How to avoid apocalypse fatigue

William S. Becker

Ever since climate change became a thing, communications experts have been offering advice on how to talk about it. Is hope or hopelessness the message that motivates people to act? Too much gloom creates apocalypse fatigue and fatalism, while too much optimism comes across as unrealistic.

The latest discussion is about President Joe Biden’s messaging — a large helping of doom with a pinch of optimism. Biden has said “we lose it all” if global warming exceeds 1.5 degrees Celsius above pre-industrial levels. Other public figures give similar messages. Secretary General of the United Nations António Guterres, gives blunt warnings of dystopia. He has talked about a “fast track to climate disaster,” a “climate emergency,” and “catastrophic” damages if the world does not act more quickly. He has accused government and business leaders of lying and “choking our planet” by “saying one thing — but doing another.”

All true and based on science, but we’ve heard these stern warnings for decades. Yet, civilization is not rushing to save itself. There has been some progress — the recent investments of billions of federal dollars in clean energy incentives are an example. But it isn’t enough.

Doomsday talk has diminishing returns. As E&E News reports, one of America’s premier climate scientists, Michael Mann at the University of Pennsylvania, describes our current situation not as teetering on the edge of a cliff but instead going “headlong down a fossil fuel highway” at risk of missing the exit.

Although there’s moral satisfaction when we convert skeptics into believers, communications experts advise that we not even use the words “climate change” to some audiences. There’s more traction in discussing jobs, economic stability and the like.

And when we talk about climate change to lay audiences, we must watch our words. Earlier this year, the Yale Program on Climate Change Communication, which conducts scientific research on public opinion, advised, “In communication, it’s important to use terms that are understood by and resonate with one’s audience.” For example, people understand “carbon pollution” better than “greenhouse gas emissions.”

However, the biggest shortcoming in trying to turn non-believers into believers has to do not with words but with visions.

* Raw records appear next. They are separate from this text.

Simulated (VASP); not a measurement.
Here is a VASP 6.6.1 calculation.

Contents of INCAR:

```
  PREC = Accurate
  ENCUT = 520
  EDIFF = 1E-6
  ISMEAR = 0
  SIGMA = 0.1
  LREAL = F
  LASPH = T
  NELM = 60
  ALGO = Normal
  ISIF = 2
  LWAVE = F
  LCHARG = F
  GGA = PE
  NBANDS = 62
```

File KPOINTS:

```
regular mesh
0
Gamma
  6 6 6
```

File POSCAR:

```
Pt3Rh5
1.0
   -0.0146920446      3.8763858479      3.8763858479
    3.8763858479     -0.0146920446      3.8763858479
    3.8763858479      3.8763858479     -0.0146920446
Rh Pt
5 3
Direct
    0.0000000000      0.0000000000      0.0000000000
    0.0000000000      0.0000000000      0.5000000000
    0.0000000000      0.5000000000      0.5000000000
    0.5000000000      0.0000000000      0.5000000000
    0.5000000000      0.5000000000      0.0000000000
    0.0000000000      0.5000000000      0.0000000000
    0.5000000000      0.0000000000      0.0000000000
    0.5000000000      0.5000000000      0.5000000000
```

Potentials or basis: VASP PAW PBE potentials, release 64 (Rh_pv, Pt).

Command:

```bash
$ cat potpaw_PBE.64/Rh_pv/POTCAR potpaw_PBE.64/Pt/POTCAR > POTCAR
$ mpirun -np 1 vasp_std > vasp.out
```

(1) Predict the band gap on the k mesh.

In 1994, the late environmental scientist and educator Donella Meadows famously observed that vision often is missing in policy discussions about the environment. “If we haven’t specified where we want to go, it is hard to set our compass, to muster enthusiasm, or to measure progress,” she said. “But vision is not only missing almost entirely from policy discussions; it is missing from our culture. We talk easily and endlessly about our frustrations, doubts, and complaints, but we speak only rarely, and sometimes with embarrassment, about our dreams and values.”

In 2015, the sustainable development consultancy Futerra made a similar point, encouraging climate activists to “sell the sizzle, not the sausage.” People aren’t likely to buy the message that we’re all going to hell, “but there is one message that almost every audience responds to,” Futerra reported. “We must build a visual and compelling vision of low-carbon heaven.” That’s the sizzle.

In 2011, Ban Ki-moon, the UN’s Secretary-General at the time, adopted the slogan “The Future We Want,” for the big international conference on sustainable development in Rio de Janeiro the following year. An exhibit outside the hall where delegates met displayed videos of how people worldwide were engaged in sustainable development. Children wrote and performed a musical based on the Future We Want at the UN headquarters in Geneva. The phrase so engaged international delegates that Ban adopted it for the rest of his tenure at the UN. Various groups around the world still use it.

But the most compelling message about the need to address climate change combines frank talk about the consequences of inaction and vivid descriptions of a highly desirable post-carbon world with cleaner air, water, transportation and buildings; cities that bring nature back in contact with people; lots of mobility options; and so on.

Our communications should address the push and pull of the change we must make — in other words, what we must avoid and what we can achieve. And discussions of the future should not be “happy talk,” focused on life centuries away, or come across as science fiction. Instead, they must be concrete and reachable and involve the generations who will inherit the future.

We have enough talk about the doom and gloom of unmitigated climate change in the United States. We need more discussion about the future we can still achieve if we get moving.